It's the GM's game man, it's their job to do whatever they need to tell the story they wanna tell.
Yea, see this should never be the case, the GM's job is to create a setting in which the players can create a story. If you run a game as it the GMs story, deal with it I bet you change players often because that is railroading and players are not fond of that. Players are there to have fun and play their character and build their character's story, that is the point of any RPG game regardless of the setting.
As to drain forget it, the dragon won't take any at force 20+, reagents are cheap. Dragon's scale better and have greater base values and basically unlimited resource, I care nothing about armor it's easier to make sure the characters miss, and there lots of way to do that. Combat sense is just the most simple and efficient method.
I try to forget the FA reagent rules because those are stupid and make reagents way to powerful, plus would a dragon really be willing to destroy some of its own scales to cast a spell, much less use reagents? Remeber, dragons find reagents distasteful to use. Either way, making a character always miss always upsets players because eventually, they will just say fuck it was dead and leave the game. A thing we as GMs should be trying to avoid, especially as good players are a rare find.
Dragon can have whatever resources the GM feels is appropriate, pushing a 24 casting pool to 36 in single spell category is very easy to do at that level. As a GM you should know it's not hard, if you want the result to be 12 then take the steps to make it 12 or 14 or 18 it's not a mathematical challenge, pick the average you want and get the pool 3 times result; Problem solved.

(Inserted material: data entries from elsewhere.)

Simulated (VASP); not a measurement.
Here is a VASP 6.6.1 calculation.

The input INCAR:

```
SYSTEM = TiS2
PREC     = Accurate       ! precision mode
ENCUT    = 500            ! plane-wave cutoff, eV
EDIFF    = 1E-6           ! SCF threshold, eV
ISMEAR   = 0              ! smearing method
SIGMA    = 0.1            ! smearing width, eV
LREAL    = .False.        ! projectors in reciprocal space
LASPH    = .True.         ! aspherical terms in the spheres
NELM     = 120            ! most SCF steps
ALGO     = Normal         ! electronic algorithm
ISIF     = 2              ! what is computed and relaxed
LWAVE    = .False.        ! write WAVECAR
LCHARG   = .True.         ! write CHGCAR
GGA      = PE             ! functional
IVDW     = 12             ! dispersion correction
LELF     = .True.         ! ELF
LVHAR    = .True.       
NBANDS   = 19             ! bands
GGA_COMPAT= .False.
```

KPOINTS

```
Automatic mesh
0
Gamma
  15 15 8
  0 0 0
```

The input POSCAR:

You are right, they can have any stats you want if you just up their magic rating when it comes to spellcasting. However, making something a challenge instead of a "welp the dragon/baddy is here, we are all now dead" without a chance of survival is more around the math, because multiplying the successes isn't always the best way to go since you may base the successes you need off of the average you have seen a player roll in terms of successes and those all just happen to be really good rolls and not the statistical average.
It's also worth noting any time a team has trigger the summon dragon condition the party has epicly screwed the pooch, so kids gloves are off the team gets whats coming to'em TPK or otherwise.
If this was the case, then adventures that are written for your average runner (not prime runner) would not have a dragon coming after them as something that could happen on two of the four possible options. Especially while also having it be possible to get away from the dragon, so having it where the gloves are either on or off is bad GMing. The gloves should never be on in the first place, it should always be a challenge, but one where it is the player's story and you as the GM just fill in the pieces.
But there's no shortage of more intrusive and destructive methods to reach the same result. Come on now I've been gaming for decades man, I've seen all the tricks.
I am guessing you are referring to killing a dragon with this, but why would you want something more pink? The idea would be to end it quickly and disappear not leave even more evidence than you already are that you were there.